Circular Motion and Gravitation
Centripetal Acceleration and Centripetal Force
1. What is the centripetal acceleration of a point on the perimeter of a bicycle wheel of diameter 70. cm when a bike is moving at 8.0 m/s?
2. A pilot makes an outside loop (in which the center of the loop is beneath him) of radius 3.20 x 103 m. At the top of his loop his normal force is only one-half his normal weight. How fast is he going?
3. The maximum force a pilot can stand is about seven times his weight. (This is his normal force.) What is the minimum radius of curvature that a jet plane’s pilot, pulling out of a vertical dive, can tolerate at a speed of 250. m/s?
4. A car is negotiating a flat curve of radius 50. m with a speed of 20. m/s. If the centripetal force provided by friction is 1.2 x 104 N.
a) What is the mass of the car? b) What is the coefficient of friction?
5. A race car makes one lap around a track of radius 50. m in 9.0 s.
a) What is the average velocity? b) What was the car’s centripetal acceleration?
6. Norman Neutron swings a rubber ball attached to a string over his head in a horizontal, circular path. The piece of string is 1.5 m long and the ball makes 120 complete turns each minute.

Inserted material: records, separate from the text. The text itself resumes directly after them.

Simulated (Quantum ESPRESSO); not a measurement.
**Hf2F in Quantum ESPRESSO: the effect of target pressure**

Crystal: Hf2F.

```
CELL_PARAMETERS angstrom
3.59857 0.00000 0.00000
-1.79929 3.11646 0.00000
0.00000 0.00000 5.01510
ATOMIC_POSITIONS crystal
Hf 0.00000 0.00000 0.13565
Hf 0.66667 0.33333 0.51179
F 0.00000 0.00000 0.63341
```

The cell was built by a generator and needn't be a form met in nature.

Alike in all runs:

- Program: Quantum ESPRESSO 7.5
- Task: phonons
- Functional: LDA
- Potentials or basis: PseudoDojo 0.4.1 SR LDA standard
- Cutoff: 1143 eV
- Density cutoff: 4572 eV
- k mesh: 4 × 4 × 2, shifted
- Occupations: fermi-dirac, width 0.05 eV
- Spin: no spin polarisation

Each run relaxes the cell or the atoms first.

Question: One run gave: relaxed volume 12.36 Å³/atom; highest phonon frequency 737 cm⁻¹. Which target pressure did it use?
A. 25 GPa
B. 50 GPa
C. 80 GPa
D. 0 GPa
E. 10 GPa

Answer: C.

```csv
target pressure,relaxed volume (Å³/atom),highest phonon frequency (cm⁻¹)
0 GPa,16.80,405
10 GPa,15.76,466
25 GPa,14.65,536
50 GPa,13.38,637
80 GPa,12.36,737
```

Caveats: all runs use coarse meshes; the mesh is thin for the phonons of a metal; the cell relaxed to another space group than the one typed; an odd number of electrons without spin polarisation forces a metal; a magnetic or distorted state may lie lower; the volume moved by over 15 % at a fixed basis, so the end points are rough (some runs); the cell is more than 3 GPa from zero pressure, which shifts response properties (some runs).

a) What is the average velocity of the ball? b) What is the ball’s centripetal acceleration?
7. A car goes around a curve at 20. m/s. If the radius of the curve is 50. m, what is the centripetal acceleration of the car?
8. Professor Brown holds on to the end of the minute hand of a clock atop city hall. If the minute hand is 4.0 m long, what is the professor’s centripetal acceleration?
9. A flea gets its thrills by riding on the outer edge of a golden oldies record album of radius 15 cm as it is being played with a rotational period of 1.8 seconds.
a) What is the flea’s average speed?
b) What is the flea’s centripetal acceleration?
c) What is the flea’s new speed and acceleration if it moved 6.0 cm in towards the center of the album?
10. A 0.100 kg mass is attached to a string 75 cm long and swings in a horizontal circle, revolving once every 0.80 s. Calculate:
a) the centripetal acceleration of the mass. b) the tension in the string.
11. A 0.50 kg mass is attached to a string 1.0 m long and moves in a horizontal circle at a rate of 2.0 Hz. Calculate:
a) the centripetal acceleration of the mass. b) the tension in the string.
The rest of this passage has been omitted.